Their work was sponsored by Ueberbit, Examiner.com, Commerce Guys, and Acquia’s D8 Module Acceleration Program. Many hours of volunteer work were contributed over and above the sponsored time. Thank you!

I spoke with Bojan Živanović and Janez Urevc about the module and the porting process. Bojan works for Commerce Guys as the development lead for Commerce 2.x. He has been working with Drupal since 2007 and has left his mark on Views, Views Bulk Operations, Inline Entity Form, and many Drupal Commerce contributed modules. Janez Urevc was one of the initial founders and leads of the Drupal 8 media initiative and is a senior engineer and team lead at Zürich-based MD Systems--themselves heavy contributors to Drupal 8.

What does the Inline Entity Form Module do? And why is that important?

Inline Entity Form (aka “IEF”) extends the functionality of entity reference fields in Drupal, to allow referenced entities to be created, edited, deleted on the fly. Changes to the referenced entities are only saved when the main form is saved.

Though the problem space sounded a little dry and abstract to me at first, understanding it also helped me understand why IEF is installed on roughly 68,000 Drupal sites. :-)

This is a solution to Drupal’s UX being “inside out” for some purposes. Doing things the “traditional Drupal way,” if a node needs to reference another entity or category, that needs to be created first. This can be frustrating, since it feels like one has to start from the end and work towards the beginning. IEF can reduce frustration by providing a more intuitive UX.

eCommerce listings are a good example. In shopping catalogs, it’s common for a Product (“My T-Shirt”) to have a set of varying Attributes (size and color in this case). Each combination of Product Attribute values is called a Product Variation (red/small, blue/small, green/medium, etc.). Each Product Variation has a price and a SKU (“Stock Keeping Unit”, a unique ID code).

Drupal Commerce 1.x followed the unintuitive “Drupal way” pattern: To make a t-shirt product listing with all available options, you had to an entity for each SKU (in our case: red/small, blue/small, green/medium, etc.) first before you could create the t-shirt catalog form. Once you had created all the necessary SKU’s, you could then reference those entities manually on the parent form. Bojan admits, “Naturally, people were not happy about using two different UIs to accomplish what was essentially a single operation.”

Now, using IEF, you can create, edit, and delete the relevant entities directly in the parent form (or even refer to existing ones if you already have them in your catalog). In our eCommerce example, I can create the main t-shirt form I need, add all of my SKU variations to it, and save it--all in the same UI.
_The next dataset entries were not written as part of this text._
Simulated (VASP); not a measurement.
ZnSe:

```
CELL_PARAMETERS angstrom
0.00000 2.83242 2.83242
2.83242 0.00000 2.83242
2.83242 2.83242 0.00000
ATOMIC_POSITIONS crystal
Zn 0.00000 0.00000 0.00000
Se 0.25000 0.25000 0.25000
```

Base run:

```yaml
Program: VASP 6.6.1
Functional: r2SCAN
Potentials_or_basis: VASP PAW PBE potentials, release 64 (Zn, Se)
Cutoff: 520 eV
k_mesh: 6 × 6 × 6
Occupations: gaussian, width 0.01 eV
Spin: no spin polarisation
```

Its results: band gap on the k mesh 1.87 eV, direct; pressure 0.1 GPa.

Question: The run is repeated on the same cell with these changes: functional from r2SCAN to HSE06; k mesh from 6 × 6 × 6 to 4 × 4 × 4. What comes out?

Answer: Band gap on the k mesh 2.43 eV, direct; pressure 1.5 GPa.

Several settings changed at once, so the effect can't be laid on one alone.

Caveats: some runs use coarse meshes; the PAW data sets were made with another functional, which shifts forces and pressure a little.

Modeling this sort of data and relationships is one of Drupal’s strengths. Bojan gets to the heart of the matter, “Data models are full of 1:n relationships (“order has multiple line items”, “page has multiple paragraphs”). Implementing this in Drupal without IEF is a challenge. IEF is important because it allows proper data models to be implemented without sacrificing UX for the site’s administrative end users. The entities are also aware of the fact that they are embedded, via parents, same way the field widgets are. This allows them to be nested as many times as needed.”

Simple and Complex IEF Widgets

Inline Entity Form provides two widgets for administrative users, the “simple” widget and the “complex” widget.

The simple widget shows a row for each reference, with the entity form inside. This is the “field collection” UX.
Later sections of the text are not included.